On Sat, 08 Sep 2007 15:16:12 -0700, John Larkin
On Sat, 08 Sep 2007 08:21:15 -0500, John Fields
On Fri, 07 Sep 2007 13:44:15 -0700, John Larkin
On Fri, 07 Sep 2007 15:06:31 -0400, Spehro Pefhany
On Fri, 07 Sep 2007 10:21:50 -0500, Vladimir Vassilevsky
John Larkin wrote:
Hmmm, seems like all 0's must be the lockup for an all XOR feedback.
OK, but you missed my point, which was that it's possible to
eliminate the lockup state by forcing it to be part of the sequence.
I don't follow that. One state, all 0's usually, is the lockup. How do
you force that to be part of the sequence?
You can add a lockup state detector, a big OR gate or something, and
jam in a "1" if the whole register ever gets to the all-0's state, but
then the all-0's state is not part of the sequence, because it never
happens again.
It can happen at the startup though. You have to ensure the nonzero
initial state.
VLV
If you care about fault tolerance you will ensure recovery from a zero
state which occurs at any time.
Best regards,
Spehro Pefhany
That gets into the philosophical issue: should we attempt to detect
and correct for transient hardware errors in digital systems? That can
apply to config bits in FPGAs (do we check them on a regular basis?),
registers in uPs (including PC, SP, etc), values in counters,
whatever.
We generally assume that if it's broke, it's broke.
---
The point here, though, is that the machine will get itself unbroke
if it ever accidentally gets into what would normally have been the
lock-up state.
And my point is that it shouldn't "accidentally" get into a broken
state, any more than the program counter of a CPU should accidentally
find itself in never-never land.
---
It shouldn't, but it can [get into a "broken" state] if that broken
state is allowed to exist. For instance, a glitch on a power supply
rail can cause any number of problems, including putting a shift
register in a prohibited state and causing a circuit to hang.
Power supply rails shouldn't glitch, and a decent system will either
work correctly through a brownout, or reset/restart properly if it
can't.
My circuit (Not "mine" in the sense that I invented it; I didn't.)
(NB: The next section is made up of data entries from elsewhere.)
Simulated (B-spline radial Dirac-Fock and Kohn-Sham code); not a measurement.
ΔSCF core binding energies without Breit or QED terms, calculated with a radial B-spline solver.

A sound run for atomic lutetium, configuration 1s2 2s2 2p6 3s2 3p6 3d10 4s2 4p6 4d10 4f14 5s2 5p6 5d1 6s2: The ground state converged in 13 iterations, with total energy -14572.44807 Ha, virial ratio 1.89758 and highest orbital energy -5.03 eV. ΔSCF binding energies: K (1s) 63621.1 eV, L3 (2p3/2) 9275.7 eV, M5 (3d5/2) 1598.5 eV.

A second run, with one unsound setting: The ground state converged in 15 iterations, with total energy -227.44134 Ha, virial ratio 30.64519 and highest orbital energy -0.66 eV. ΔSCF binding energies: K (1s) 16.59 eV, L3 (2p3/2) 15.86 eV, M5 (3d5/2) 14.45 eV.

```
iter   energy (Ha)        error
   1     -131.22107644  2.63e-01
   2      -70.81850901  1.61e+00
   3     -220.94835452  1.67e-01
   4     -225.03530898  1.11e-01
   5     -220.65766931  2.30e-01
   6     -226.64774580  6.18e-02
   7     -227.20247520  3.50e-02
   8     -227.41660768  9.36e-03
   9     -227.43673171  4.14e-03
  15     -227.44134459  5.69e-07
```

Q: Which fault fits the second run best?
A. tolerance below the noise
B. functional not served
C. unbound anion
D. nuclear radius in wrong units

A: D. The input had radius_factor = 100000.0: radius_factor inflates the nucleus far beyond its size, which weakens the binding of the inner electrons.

side-steps the problem by forcing the potentially problematical
normally prohibited state to be part of the sequence.
---
If a digital system is unreliable, the cause should be found and
fixed.
---
I agree, and my circuit is just one way to make the circuit more
reliable by totally eliminating the lock-up state.
---
The problem with kluges like this is the same problem with
watchdog timers: they hide the real problem, so keep it from getting
fixed.
---
It's hardly a kluge, and I have trouble understanding why someone as
ostensibly intelligent as you profess to be can't see that the
circuit eliminates a potential problem. Either that or you're
miffed about something.
We (me and my guys) have had this discussion, about whether we should
try to anticipate/sense/fix states that "can't happen", in the sense
that there's no logical path to the bad state. Our concensus is that
such sensing/fixing is fruitless, since any non-trivial system has
astronomically more hazardous states (like the enormous state space of
a uP program and its variables, or the megabits of configuration ram
in an FPGA) than can even be analyzed, much less repaired. If a
counter botches its state sequence, find out why and fix it. If a uP
program crashes, ditto. And don't design asynchronous state machines
that have small, lurking probabilities of screwing up. Things like
watchdog timers hide the design errors, so you neither fix things nor
learn.
---
I always turn off the watchdog timer on test units, and protos
delivered to customers. I only enable it after we're sure we don't
need it.
Because it may fix a system hangup caused by who-knows-what, things
that analysis and a few months of running didn't reveal, huge ESD
shots or something.
It is, after all, just one more thing that can go wrong.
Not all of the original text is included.